Route: Alaska Range Big 3 (AK)

Submitted by aarondiamond on Thu, 09/12/2024 - 06:43pm
Location
Alaska, US
Distance
77 mi
Vertical Gain
42,400 ft
Description

This route links the three highest summits of the Alaska Range: Denali (20,310') Foraker (17,400') and Hunter (14,573') by any route. This route is an excellent sample of all that the Alaska Range has to offer a runner, skier and climber: high altitude, complex ridge running, steep snow and ice, wide open glaciers, and three distinctly different Alaskan wilderness travel experiences. Before getting started on this trip you will need to apply for a Denali/Foraker permit. This permit must be applied for at least 60 days prior to the start of your trip. After you have received your permit and been briefed by a NPS climbing ranger in Talkeetna, FKTers will fly via ski plane from Talkeetna to Kahiltna Basecamp. The route begins and ends here although most, if not all, will start out by spending time acclimatizing on Denali's West Buttress.

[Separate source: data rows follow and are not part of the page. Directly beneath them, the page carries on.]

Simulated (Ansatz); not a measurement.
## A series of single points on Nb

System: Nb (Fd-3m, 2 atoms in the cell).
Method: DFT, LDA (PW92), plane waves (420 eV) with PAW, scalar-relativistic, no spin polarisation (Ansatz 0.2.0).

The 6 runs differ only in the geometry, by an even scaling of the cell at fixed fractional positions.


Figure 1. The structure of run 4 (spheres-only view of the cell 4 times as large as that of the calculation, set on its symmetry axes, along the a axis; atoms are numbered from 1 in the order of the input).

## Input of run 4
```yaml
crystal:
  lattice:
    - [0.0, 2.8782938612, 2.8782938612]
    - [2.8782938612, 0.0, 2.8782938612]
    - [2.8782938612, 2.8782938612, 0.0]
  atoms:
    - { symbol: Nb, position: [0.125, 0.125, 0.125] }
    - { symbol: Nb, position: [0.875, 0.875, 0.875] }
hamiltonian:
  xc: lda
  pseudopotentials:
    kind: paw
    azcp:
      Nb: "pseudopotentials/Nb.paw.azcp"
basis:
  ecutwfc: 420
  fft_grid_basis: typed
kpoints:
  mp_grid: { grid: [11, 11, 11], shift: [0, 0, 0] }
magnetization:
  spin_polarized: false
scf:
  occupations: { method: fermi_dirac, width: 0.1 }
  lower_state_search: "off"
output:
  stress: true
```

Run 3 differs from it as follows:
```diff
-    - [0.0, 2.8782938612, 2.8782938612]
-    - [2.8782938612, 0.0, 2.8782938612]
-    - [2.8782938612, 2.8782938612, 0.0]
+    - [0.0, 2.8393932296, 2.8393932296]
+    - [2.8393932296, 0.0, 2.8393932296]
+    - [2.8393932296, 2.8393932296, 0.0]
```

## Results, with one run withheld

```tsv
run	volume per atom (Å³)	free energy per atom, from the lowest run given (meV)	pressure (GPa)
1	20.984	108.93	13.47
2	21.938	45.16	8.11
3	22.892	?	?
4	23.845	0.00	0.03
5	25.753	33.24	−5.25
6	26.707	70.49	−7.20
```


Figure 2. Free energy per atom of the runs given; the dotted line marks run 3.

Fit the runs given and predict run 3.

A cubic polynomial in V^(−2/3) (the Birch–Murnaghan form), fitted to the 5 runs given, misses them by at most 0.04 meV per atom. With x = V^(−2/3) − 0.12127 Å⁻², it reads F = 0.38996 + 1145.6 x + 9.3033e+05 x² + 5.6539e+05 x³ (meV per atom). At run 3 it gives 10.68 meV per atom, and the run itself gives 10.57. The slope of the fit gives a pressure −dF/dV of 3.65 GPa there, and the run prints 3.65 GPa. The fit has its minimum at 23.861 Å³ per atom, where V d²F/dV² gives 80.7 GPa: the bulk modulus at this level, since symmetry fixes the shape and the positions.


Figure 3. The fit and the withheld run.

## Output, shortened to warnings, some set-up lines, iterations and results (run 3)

The first party to complete this linkup used the Ramen Couloir on Hunter, the Sultana Ridge on Mount Foraker, and the West Buttress of Denali with slight variations but these routes are only suggestions and FKTers may use whatever routes suit them as long as they start and end at the basecamp managers tent in the southeast fork of the Kahiltna Glacier (Kahiltna basecamp). A brief description of the routes is below. All distances are measured from basecamp. 

Denali, West Buttress (~31 Miles 14K elevation gain/loss)
The most well travelled of these peaks and routes. Most parties climb this route over 3 weeks using 3-5 camps although the FKT is 10hr 14min 57sec. The route follows the Kahiltna Glacier to its head at Windy Corner and into the Genet Basin at 14K. Above here the route becomes steeper and more technical and follows fixed lines to gain the16'k ridgeline. This 4th class/mod snow ridgeline leads to 17K. Some parties will camp here. From 17K the route traverses a large snow slope to Denali Pass at 18.2k'. From Denali pass travel south up rolling terrain to a 30-40deg snow slope at 19.8K. Climb this slope to the start of the summit ridge and follow this ridge east to the summit. Reverse the route to descend.

Foraker, Sultana Ridge (~12 Miles, ~16K elevation gain/loss)
A long and moderate snow climb with complex glacial navigation. From the Kahiltna Glacier climb the southeast ridge of Mount Crosson. Traverse over Mt crosson and follow the west ridge eventually turning SSW at point 12,472'. This ridge connecting Crosson and Foraker is complex and beautiful.  4.9 miles of ridge travel leads to the base of the Upper Sultana ridge at 12'K. Follow this broad ridgeline on slopes to 45deg to the 17,400' summit. To descend, reverse the route.

Hunter, Ramen Couloir (~16miles, ~ 8.3k elevation gain/loss)
The shortest and most technically demanding of the three peaks. From Kahiltna base camp, travel down main Kahiltna glacier to the Ramen Basin on the south side of the west ridge. Navigate the icefall to gain access to the upper basin. Once in the upper basin follow the steep (60deg) Ramen Couloir to its intersection with the west ridge. Follow the west ridge to the plateau at 13k. Travel southeast on the plateau to access moderate snow ramps on the south side of the summit pyramid and follow these to the summit. To descend, reverse the route. The west ridge from the Kahiltna Glacier (5.8 WI3+ M4) is classic and also recommended.